You might have heard the old saw about men not being willing to ask for help finding things in stores.
Well, that’s baloney.
Perhaps it’s true in certain cases. But other men actively enjoy asking.
Yes, it can save time and reduce wandering. That’s not the only reason, though.
There is something satisfying about giving a truly on-the-ball store clerk a chance to show his or her stuff.
“Aisle 11. On the B side.”
This is especially entertaining when in a big store and the employee you approach is nowhere near the department that is the likely home of the item in question.
You get to watch the clerk scrunch up his face and cogitate until arriving at the answer: “Aisle 6, near the coffee. Be happy to show you.”

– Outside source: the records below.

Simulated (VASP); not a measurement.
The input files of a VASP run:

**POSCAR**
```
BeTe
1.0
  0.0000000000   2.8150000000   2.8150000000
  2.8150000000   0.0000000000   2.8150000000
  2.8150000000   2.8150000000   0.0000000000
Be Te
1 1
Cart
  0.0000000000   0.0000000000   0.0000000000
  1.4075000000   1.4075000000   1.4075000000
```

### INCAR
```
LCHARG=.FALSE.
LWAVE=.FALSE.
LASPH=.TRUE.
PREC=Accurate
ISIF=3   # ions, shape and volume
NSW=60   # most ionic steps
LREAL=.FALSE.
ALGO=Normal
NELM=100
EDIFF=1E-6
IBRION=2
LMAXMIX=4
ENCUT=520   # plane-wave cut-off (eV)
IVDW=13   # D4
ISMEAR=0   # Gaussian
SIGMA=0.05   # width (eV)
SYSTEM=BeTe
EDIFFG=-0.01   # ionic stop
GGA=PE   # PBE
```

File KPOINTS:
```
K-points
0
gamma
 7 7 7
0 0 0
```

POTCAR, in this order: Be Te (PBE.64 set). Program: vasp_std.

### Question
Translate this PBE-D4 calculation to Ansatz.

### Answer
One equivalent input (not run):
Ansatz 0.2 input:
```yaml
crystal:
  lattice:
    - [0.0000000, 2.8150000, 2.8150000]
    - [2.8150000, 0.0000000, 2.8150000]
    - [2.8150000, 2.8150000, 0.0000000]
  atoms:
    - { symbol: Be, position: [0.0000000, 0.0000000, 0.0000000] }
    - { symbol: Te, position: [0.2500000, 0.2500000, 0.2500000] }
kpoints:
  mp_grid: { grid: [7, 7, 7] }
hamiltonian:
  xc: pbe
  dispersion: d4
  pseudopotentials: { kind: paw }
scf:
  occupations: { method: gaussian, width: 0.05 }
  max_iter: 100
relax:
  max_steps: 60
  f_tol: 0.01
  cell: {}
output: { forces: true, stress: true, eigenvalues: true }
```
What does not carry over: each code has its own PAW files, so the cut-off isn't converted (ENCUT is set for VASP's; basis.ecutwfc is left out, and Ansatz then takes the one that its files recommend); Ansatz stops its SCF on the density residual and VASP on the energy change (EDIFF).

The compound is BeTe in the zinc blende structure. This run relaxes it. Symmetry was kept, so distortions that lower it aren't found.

Not every store clerk is a ball of fire, of course. A few are walking reasons to shop elsewhere.
But there are a lot of good ones in Spokane. They know their stores and are not afraid of a challenge.
No, this is not life or death. Still, there’s something about encountering excellence that brightens your day and gives you hope that competence hasn’t lost the battle with “Whatever.”
There can be a gamelike aspect to it, too. You see, some clerks can’t be stumped. And they project a friendly version of “bring it on.”
“Fresh, frozen or in the can?”
Slice answers (remembering to turn off your car lights before dark): “Many years ago I took a hint from Paul Harvey, a longtime national newscaster,” wrote Mary Jo Sattler. “He said under the conditions that you described, put a clothespin on your vehicle key. That way, when you go to turn off your engine, you will see the clothespin and know what it is for.”
Joan Nolan told about being pulled over for speeding by a female officer. “She asked why I had a clothespin attached to my key ring. I explained that it was to remind me to turn the lights off when I parked.”
The officer responded, “That’s something my mother would do” and let Nolan off with a warning.
Today’s Slice question: Where were you surprised to discover a Lego piece?